In an op-ed piece in Adweek last month, however, Rik van der Kooi, Microsoft's top ad executive, said critics were losing perspective. "Instead of debating whether DNT is 'on' or 'off,' we should redouble our efforts as an industry and educate consumers about how advertising pays for the free Web experience we all now enjoy," van der Kooi wrote.
It may be difficult to get the two sides -- the ad industry and privacy-first advocates -- to agree when words like "outrage," "bizarre" and "unacceptable" are bandied by the parties.
The ANA, which did not reply to a Computerworld request to make someone available for an interview, asked Microsoft for a face-to-face meeting between executives. "We respectfully suggest an immediate dialogue with key Microsoft executives prior to the anticipated release of Internet Explorer 10," the trade group said in its letter.
Harris and Brookman had hope for a resolution. "At the end of the day, privacy advocates will have to settle for something less than they would like in an ideal world [and] advertisers must honor their commitment to comply with users' Do Not Track instructions," they said.
The debate isn't limited to the U.S., as European regulators have also weighed in on DNT, and expressed support for Microsoft's position on IE10.

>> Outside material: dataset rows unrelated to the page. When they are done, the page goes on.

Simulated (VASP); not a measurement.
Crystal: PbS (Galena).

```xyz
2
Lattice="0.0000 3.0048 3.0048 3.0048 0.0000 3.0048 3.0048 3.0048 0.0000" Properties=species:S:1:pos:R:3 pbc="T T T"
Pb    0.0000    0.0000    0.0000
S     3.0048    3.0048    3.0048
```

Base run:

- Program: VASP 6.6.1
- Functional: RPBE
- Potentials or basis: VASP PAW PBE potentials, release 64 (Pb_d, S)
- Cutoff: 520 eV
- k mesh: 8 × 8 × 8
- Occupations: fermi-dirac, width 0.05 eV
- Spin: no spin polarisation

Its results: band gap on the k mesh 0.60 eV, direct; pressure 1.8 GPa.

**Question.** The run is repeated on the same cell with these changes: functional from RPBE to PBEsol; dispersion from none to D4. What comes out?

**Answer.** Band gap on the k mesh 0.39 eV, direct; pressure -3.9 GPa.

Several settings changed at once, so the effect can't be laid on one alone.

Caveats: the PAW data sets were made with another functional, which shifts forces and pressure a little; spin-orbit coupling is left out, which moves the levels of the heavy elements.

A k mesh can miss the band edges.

"[The advertising industry] now stands in open defiance of policymakers on both sides of the Atlantic and, more importantly, the tens of millions of users who have enabled Do Not Track in their browser," said Mayer. "[But] the primary effect of their efforts has been to call more attention to Do Not Track."
"We're going to continue to do what we do, which is to put privacy at the top of mind," countered ad exec Minichini, who clearly would like users to run any browser but IE10. "Consumers are empowered by the browsers they choose. But Microsoft is forcing DNT on the consumer population, something we're strongly against, and something we think consumers will be strongly against."